The PHREG Procedure

Effect Selection Methods

Five effect selection methods are available. The simplest method (and the default) is SELECTION=NONE, for which PROC PHREG fits the complete model as specified in the MODEL statement. The other four methods are FORWARD for forward selection, BACKWARD for backward elimination, STEPWISE for stepwise selection, and SCORE for best subsets selection. These methods are specified with the SELECTION= option in the MODEL statement and are based on the score test or Wald test as described in the section Type 3 Tests.

When SELECTION=FORWARD, PROC PHREG first estimates parameters for effects that are forced into the model. These are the first n effects in the MODEL statement, where n is the number specified by the START= or INCLUDE= option in the MODEL statement (n is zero by default). Next, the procedure computes the score statistic for each effect that is not in the model. Each score statistic is the chi-square statistic of the score test for testing the null hypothesis that the corresponding effect that is not in the model is null. If the largest of these statistics is significant at the SLSENTRY= level, the effect with the largest score statistic is added to the model. After an effect is entered in the model, it is never removed from the model. The process is repeated until none of the remaining effects meet the specified level for entry or until the STOP= value is reached.

When SELECTION=BACKWARD, parameters for the complete model as specified in the MODEL statement are estimated unless the START= option is specified. In that case, only the parameters for the first n effects in the MODEL statement are estimated, where n is the number specified by the START= option. Next, the procedure computes the Wald statistic of each effect in the model. Each Wald’s statistic is the chi-square statistic of the Wald test for testing the null hypothesis that the corresponding effect is null. If the smallest of these statistics is not significant at the SLSTAY= level, the effect with the smallest Wald statistic is removed. After an effect is removed from the model, it remains excluded. The process is repeated until no other variable in the model meets the specified level for removal or until the STOP= value is reached.

The SELECTION=STEPWISE option is similar to the SELECTION=FORWARD option except that effects already in the model do not necessarily remain. Effects are entered into and removed from the model in such a way that each forward selection step can be followed by one or more backward elimination steps. The stepwise selection process terminates if no further effect can be added to the model or if the effect just entered into the model is the only effect that is removed in the subsequent backward elimination.
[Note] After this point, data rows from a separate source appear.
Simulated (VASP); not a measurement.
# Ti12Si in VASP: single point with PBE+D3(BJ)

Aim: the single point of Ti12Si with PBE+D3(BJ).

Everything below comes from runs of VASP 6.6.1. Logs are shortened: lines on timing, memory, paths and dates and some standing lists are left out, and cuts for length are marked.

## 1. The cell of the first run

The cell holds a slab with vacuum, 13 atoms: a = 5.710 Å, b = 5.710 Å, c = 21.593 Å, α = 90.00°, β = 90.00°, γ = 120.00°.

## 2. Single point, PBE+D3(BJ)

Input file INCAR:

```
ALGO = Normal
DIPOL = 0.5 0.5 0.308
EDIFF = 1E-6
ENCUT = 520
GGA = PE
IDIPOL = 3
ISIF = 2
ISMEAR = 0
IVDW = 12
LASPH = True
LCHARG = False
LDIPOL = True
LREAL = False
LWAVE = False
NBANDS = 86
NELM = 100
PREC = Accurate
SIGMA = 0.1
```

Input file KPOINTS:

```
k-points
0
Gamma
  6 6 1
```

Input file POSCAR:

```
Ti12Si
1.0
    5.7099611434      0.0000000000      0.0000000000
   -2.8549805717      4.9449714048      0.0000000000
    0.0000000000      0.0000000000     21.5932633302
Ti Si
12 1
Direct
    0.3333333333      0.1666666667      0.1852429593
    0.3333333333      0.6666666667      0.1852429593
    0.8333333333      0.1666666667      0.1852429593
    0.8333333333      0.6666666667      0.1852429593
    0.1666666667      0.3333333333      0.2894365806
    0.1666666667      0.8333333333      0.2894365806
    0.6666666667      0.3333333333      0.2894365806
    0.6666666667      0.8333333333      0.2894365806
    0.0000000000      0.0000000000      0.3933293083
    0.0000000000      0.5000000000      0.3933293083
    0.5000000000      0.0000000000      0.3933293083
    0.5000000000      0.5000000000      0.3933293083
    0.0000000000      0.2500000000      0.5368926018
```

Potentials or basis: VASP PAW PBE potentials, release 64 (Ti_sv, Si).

For SELECTION=SCORE, PROC PHREG uses the branch-and-bound algorithm of Furnival and Wilson (1974) to find a specified number of models with the highest score (chi-square) statistic for all possible model sizes, from 1, 2, or 3 variables, and so on, up to the single model that contains all of the explanatory variables. The number of models displayed for each model size is controlled by the BEST= option. You can use the START= option to impose a minimum model size, and you can use the STOP= option to impose a maximum model size. For instance, with BEST=3, START=2, and STOP=5, the SCORE selection method displays the best three models (that is, the three models with the highest score chi-squares) that contain 2, 3, 4, and 5 variables. One of the limitations of the branch-and-bound algorithm is that it works only when each explanatory effect contains exactly one parameter—the SELECTION=SCORE option is not allowed when an explanatory effect in the MODEL statement contains a CLASS variable.

The SEQUENTIAL and STOPRES options can alter the default criteria for adding variables to or removing variables from the model when they are used with the FORWARD, BACKWARD, or STEPWISE selection method.